The money is part of a bankruptcy case settlement that Sandifur agreed to last month – nearly four years after he resigned from the company his father founded.
The settlement requires Sandifur to deliver a $100,000 check to the Metropolitan Creditors’ Trust by Jan. 16, 2009. The remaining $50,000, plus interest, is due by January 5, 2010.
Sandifur departed Spokane as investigations and reports began pinning much of the $2.3 billion financial conglomerate’s demise on his mismanagement. Though the company had thousands of investors and more than 600 employees – Sandifur controlled most of the common stock and tried to keep a tight rein on its sprawling business operations.
Investigations uncovered improper dealings and financial reporting. He was never charged with a crime relating to Metropolitan, although another senior executive, Thomas Turner, was convicted by a federal jury on felony charges of lying and misleading outside auditors.
Sandifur paid $151,000 last year to settle fraud allegations made by the U.S. Securities and Exchange Commission.
About half of the money went to investors. The rest was deposited into the U.S. Treasury.
The trust initially pursued a $500,000 claim against Sandifur as part of a special bankruptcy lawsuit, alleging he paid himself special dividends as the company neared collapse.
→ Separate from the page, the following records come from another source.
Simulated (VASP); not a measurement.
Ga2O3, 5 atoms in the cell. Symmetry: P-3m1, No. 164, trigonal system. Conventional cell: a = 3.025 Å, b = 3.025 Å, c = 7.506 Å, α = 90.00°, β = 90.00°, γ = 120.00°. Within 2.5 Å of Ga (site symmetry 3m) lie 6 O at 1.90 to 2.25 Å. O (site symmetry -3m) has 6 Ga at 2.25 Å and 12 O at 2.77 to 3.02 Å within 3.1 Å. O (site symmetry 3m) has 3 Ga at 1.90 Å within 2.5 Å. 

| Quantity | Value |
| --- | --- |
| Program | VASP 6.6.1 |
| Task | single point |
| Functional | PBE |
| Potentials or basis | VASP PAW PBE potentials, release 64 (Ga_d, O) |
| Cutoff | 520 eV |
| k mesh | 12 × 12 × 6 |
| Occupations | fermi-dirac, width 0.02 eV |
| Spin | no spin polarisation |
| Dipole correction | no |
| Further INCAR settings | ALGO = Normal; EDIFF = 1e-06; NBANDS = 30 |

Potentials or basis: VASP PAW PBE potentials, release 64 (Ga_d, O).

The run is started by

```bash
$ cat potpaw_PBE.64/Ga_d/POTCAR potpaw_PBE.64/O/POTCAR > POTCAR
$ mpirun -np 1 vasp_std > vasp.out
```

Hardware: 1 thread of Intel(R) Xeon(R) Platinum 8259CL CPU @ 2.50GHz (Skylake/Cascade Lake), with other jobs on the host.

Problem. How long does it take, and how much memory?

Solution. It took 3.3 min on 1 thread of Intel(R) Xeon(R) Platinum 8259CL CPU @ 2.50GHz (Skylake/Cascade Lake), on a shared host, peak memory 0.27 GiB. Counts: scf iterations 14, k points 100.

He still faces claims in a class action lawsuit scheduled for trial in March 2010.
In a separate lawsuit settled last spring, Sandifur’s ex-wife, Helen Sandifur, agreed to pay $325,000 into the trust, which claimed the former Metropolitan boss improperly tapped Metropolitan’s corporate treasury to fund his divorce settlement.
Other Sandifur family members have repaid about $150,000 to settle lawsuits brought by the trust.